Dunning-Kruger, self-assessment, and software work

The Dunning-Kruger effect is not a chart about “beginners who think they are experts.” It is a claim about metacognition (how well you can tell when you are wrong) and how that skill can lag the domain skill you are trying to judge.

Not only do these people reach erroneous conclusions and make unfortunate choices, but their incompetence robs them of the metacognitive ability to realize it.

That line is from the abstract of Unskilled and unaware of it, the 1999 paper by Kruger and Dunning in Journal of Personality and Social Psychology. Across four studies in humor, grammar, and logic, people in the bottom quartile on objective tests grossly overestimated how well they had done. Their scores put them near the bottom of the distribution, while their self-ratings looked average or better. The authors tie the pattern to deficits in metacognitive skill (the capacity to distinguish good answers from bad ones), not to a vague story about “ego.” The same program of studies reported that when competence improved, self-ratings tended to move closer to reality, which matches the metacognitive story more than a fixed “personality type” reading would.

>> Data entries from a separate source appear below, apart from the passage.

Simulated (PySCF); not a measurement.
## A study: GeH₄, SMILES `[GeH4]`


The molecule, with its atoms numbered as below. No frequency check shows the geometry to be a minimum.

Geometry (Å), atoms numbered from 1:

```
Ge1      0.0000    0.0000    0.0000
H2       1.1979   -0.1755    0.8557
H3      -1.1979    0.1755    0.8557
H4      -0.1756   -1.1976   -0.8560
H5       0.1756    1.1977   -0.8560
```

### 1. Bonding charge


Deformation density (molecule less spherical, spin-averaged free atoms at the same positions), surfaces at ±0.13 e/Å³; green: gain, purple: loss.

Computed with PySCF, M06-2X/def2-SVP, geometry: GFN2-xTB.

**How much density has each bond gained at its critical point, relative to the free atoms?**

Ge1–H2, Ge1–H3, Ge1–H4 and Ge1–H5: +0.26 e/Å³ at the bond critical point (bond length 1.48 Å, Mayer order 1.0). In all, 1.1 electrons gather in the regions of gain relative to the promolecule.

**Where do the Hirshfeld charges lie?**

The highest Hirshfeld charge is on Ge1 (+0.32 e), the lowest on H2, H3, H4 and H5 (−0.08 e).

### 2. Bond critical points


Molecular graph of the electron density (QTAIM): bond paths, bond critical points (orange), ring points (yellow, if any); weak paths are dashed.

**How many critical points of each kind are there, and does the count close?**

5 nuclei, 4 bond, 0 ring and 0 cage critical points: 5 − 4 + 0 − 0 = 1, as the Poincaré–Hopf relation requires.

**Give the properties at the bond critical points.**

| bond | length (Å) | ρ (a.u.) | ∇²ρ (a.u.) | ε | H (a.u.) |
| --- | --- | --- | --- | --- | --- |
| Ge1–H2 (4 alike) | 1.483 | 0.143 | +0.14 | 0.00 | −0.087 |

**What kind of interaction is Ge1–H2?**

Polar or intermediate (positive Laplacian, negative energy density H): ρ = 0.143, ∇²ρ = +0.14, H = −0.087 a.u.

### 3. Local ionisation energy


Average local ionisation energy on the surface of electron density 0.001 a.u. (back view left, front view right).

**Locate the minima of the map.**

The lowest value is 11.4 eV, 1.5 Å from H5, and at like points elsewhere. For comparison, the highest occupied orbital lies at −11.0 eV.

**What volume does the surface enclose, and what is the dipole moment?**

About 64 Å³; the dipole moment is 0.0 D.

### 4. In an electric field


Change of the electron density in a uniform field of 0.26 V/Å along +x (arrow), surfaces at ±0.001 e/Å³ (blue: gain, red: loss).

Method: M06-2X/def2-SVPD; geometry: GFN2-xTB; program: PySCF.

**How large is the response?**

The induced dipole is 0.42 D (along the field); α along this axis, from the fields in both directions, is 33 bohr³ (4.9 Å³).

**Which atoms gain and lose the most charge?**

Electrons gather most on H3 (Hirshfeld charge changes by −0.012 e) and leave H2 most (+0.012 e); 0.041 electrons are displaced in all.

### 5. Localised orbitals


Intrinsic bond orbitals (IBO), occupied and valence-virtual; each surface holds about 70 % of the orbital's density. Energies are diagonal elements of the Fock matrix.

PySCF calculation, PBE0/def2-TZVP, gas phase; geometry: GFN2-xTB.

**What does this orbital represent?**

What the pop version gets wrong

You will hear the name attached to almost any mismatch between confidence and truth. That usage drifts away from the evidence in two common ways.

First, the original finding is about self-evaluation against an external standard (test performance), not about “seniors who doubt themselves” or “experts who stay humble.” High performers can misread their edge, and low confidence is not proof of insight.

Second, the studies do not license a sneer at junior people. The pattern is about miscalibration when the skill needed to evaluate work is the same skill needed to produce it. Everyone has blind spots. The paper’s point is sharper and narrower. When you lack the models that separate good work from bad work, you can be wrong and lack reliable internal alarms about being wrong.

Code review, design review, and planning estimates all depend on some mix of domain skill and monitoring. When you are new to a stack, a failure mode is not only mistakes but also weak error signals (failing tests you did not think to write, edge cases you never learned to fear).

When introspection is a thin signal, lean on anchors everyone can read in the artifact and the build. Typical moves look like this:

Prefer checklists, acceptance criteria, and runnable checks over “how confident do you feel?”
Ask reviewers to point at concrete defects (interfaces, invariants, failure modes) rather than trading general self-ratings.
Treat big self-judgments after a short exposure as low resolution data. They can still matter for morale, but they are weak inputs to staffing or priority calls.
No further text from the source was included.